Auto Service World
News   July 20, 2005   by Auto Service World

Internet Parts Ordering: A Standard Built Upon a Standard

Internet Parts Ordering could help streamline up to five million special orders a day.
Considering that there are some 5,000 manufacturers in the aftermarket in North America, and some 20,000 customers buying parts, if each one had just one special order a day, that would easily translate into millions of transactions, most by phone and fax, with all the incumbent opportunities for errors.
Speaking at the Aftermarket e-Forum being held in Chicago this week, Scott Luckett, the Automotive Aftermarket Industry Association’s point man on technology, says that new tools, like Internet Parts Ordering (IPO) can provide some real costs savings and streamline processes.
"What IPO allows as an industry is for us to talk between our business systems to talk in a specific way. What this does is eliminate the need for two trading partners to negotiate how we are going to do this.
"You don’t have to figure out how you’re going to do it, you just look at the standards and do it that way.
"What’s exciting about IPO is that this is some really complex technology. This is ugly stuff. But it is commercially available and you don’t have to figure out what an XML baud is, you can jut take advantage of the solution.
"That’s pretty exciting standards that impacts a lot of transactions every day."
Luckett says that some companies are now beginning to adopt IPO: Advance Auto Parts, O’Reilly, Global Accessories, Carquest, to name a few.

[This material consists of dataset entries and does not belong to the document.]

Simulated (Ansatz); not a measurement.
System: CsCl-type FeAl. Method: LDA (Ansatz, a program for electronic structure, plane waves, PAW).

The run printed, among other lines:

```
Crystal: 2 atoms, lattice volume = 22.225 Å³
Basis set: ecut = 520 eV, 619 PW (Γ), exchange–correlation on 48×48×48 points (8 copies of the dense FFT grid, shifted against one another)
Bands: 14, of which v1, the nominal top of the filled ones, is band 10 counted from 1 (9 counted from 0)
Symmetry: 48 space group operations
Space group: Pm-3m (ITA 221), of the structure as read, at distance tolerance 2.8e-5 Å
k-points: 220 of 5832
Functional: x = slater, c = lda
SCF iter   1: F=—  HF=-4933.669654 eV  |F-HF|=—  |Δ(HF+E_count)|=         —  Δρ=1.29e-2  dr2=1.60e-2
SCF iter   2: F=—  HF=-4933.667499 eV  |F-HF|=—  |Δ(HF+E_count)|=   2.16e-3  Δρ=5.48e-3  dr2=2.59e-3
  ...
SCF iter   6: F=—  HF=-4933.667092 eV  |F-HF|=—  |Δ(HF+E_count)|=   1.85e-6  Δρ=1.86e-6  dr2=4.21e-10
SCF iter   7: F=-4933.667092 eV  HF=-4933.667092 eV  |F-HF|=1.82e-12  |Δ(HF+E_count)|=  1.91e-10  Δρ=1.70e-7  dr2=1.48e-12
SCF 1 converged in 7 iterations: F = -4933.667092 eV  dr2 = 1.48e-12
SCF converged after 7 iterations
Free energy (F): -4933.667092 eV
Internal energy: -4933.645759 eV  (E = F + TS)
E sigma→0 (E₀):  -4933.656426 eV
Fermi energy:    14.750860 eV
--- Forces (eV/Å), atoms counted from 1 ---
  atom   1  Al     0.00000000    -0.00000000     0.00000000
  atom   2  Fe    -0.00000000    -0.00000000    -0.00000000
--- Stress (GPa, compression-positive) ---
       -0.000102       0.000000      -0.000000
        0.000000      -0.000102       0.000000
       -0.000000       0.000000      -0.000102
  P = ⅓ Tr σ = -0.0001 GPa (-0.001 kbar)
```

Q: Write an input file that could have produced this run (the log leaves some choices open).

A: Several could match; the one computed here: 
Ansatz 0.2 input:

"Special orders are just one type of business communications." Stock order and information exchange represent a large about on communications. The Partnership Network was one of the outcomes of O’Reilly’s sharing of its experience. It allows VAN-like communication, without the cost.
"The first of the third party solution providers is now able to bring this technology to those who don’t have EDI translators, who don’t have IT departments.
"Between the IPO and the Partnership Network I think our industry can save some money on communications costs."